As we approach our teens, the same underlying story exists, but the cartoons are replaced with awkward middle school stories and the classic “boy who is mean to you actually likes you” love logic. And yet every single movie, every single show, always ends with a happily ever after.

Into adulthood, movies become a little more relatable and realistic. There are some additional dramatic scenes thrown in there, some points that leave you questioning, “Which one will she choose?” But all the same, it always ends with a happily ever after.

So it makes sense that as we grow up in this world, when all we’ve been fed are happily ever afters, is that we expect the same for our everyday lives. Maybe love does turn out to be a happily ever after, but life is long and you can’t expect to reach the ending when you’re only in the second scene. My point is, the first person you are serious with isn’t always going to be The One. I know Hollywood likes feed us this first love bullshit, but there are many more loves after the first. They aren’t sharing the entire story.

Love comes in all different shapes and sizes and finds you at various points in your life. Each side of love will have a different edge and may not fit with the puzzle of your life. You don’t always discover this misshaped edge immediately — oftentimes it takes months or even years to realize the piece may not belong. We keep hoping and clinging to the thought of “What if this is the one?” But if the piece doesn’t fit, what do you do? You can try to change the piece, bend it to match the others, but even in the end the picture won’t look right.

Not everyone we meet is meant to be in our lives forever. God has a plan for everyone, along with lessons that are meant to be learned. Heartbreak hurts but it is recoverable and just makes us better for the next person we meet. Just because someone isn’t “the one” doesn’t mean your love together was phony. There are different types of love in this world, and some aren’t meant to be lifelong.

It’s painful to realize a relationship with someone you love and care for may come to an end. I’ve had my fair share of heartbreak, but I have grown and learned so much about myself afterwards. In hindsight, I don’t even think about the pain I experienced. Pain is temporary and sometimes necessary to push us into the next phase of our life.

Another fairytale cliché Hollywood feeds us is “love at first sight.” This is such bullshit. Love does not happen at first sight. Maybe lust at first sight? Okay, I’ll give them that, but you cannot love someone before you even know them. People are not that simple of creatures, and it’s ridiculous to act as if they are. We all have multiple dimensions of ourselves, and to truly love someone is to love all those dimensions, no matter how ugly, messed up, or ridiculous they are. When you first meet someone, do you think they are going to expose all those dimensions to you? Hell no! They are going to keep the crazy on lockdown for at least a few months until they get more comfortable. Love takes time; it isn’t instantaneous. Morals and values may stay the same, but people are continuously changing.

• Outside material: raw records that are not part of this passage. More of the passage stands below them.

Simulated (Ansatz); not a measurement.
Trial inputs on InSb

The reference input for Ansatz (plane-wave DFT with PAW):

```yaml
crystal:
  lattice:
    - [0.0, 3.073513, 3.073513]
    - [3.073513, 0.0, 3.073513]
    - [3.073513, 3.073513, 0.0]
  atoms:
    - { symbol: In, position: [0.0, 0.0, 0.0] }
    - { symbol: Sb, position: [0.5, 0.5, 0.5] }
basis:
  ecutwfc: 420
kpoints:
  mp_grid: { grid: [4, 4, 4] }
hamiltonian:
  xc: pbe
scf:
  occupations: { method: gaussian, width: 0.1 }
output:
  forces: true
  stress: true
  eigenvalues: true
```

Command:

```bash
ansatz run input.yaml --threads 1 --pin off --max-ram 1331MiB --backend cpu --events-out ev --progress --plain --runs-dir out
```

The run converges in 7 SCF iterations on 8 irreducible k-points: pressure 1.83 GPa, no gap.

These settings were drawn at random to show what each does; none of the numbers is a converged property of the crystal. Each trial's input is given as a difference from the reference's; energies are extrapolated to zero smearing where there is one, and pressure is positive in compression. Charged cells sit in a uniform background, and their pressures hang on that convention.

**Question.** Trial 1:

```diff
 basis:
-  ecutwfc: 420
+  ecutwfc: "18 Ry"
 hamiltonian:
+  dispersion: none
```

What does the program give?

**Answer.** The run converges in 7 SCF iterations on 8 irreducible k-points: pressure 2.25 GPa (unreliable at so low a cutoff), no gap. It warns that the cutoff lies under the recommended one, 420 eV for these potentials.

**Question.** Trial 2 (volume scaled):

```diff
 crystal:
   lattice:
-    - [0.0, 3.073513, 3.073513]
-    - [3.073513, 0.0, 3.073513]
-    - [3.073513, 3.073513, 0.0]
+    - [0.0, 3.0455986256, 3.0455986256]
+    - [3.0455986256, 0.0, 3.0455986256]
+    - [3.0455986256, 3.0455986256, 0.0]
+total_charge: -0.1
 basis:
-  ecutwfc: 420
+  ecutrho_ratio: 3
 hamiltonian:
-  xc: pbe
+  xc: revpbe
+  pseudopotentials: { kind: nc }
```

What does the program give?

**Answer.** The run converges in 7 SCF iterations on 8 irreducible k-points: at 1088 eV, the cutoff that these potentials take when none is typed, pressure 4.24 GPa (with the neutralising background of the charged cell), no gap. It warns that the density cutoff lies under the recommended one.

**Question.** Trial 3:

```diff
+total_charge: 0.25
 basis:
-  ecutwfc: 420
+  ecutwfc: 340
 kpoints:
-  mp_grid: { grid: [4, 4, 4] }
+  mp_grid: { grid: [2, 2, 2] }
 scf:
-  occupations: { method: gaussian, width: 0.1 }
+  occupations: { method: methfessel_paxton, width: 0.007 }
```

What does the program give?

Your love life isn’t meant to follow the Hollywood storyline. Actors are doing exactly just that – acting. Falling in love takes time and work. It isn’t always going to be rainbows and butterflies. I have been dating someone for months and we still have our random hiccups here and there — it is normal. If things were perfect and good all the time, we wouldn’t realize they were. We need the downs to make us realize what the ups feel like.

Every rough patch a couple gets through improves on the understanding of one another and makes a relationship stronger. Rough patches that end in heartbreak may feel as if they make us weak, but after recovery, they really make us stronger. When we stop comparing our real lives to a Hollywood love story, we stop creating these fantasy scenarios in our heads. These scenarios are not real, and when we expect them to be, we only set ourselves up for failure.

Don’t settle for false happy endings. Too many times I see people push through and try to keep a relationship going because of all the time they’ve invested. A few years seems like so long now, but in the grand scheme of life, it’s just one step of the road. Heartbreak is here to teach us a lesson, to teach us more about ourselves and grow. You can’t love someone until you love yourself. This sounds cliché, but you will believe its truth once you really do love yourself and are in a relationship.

So next time you pull out a Hollywood movie, don’t look at it as a roadmap for your love life. When you look at your relationship for what it is and discover what true happiness feels like, it often fills the void better than a Hollywood happily ever after.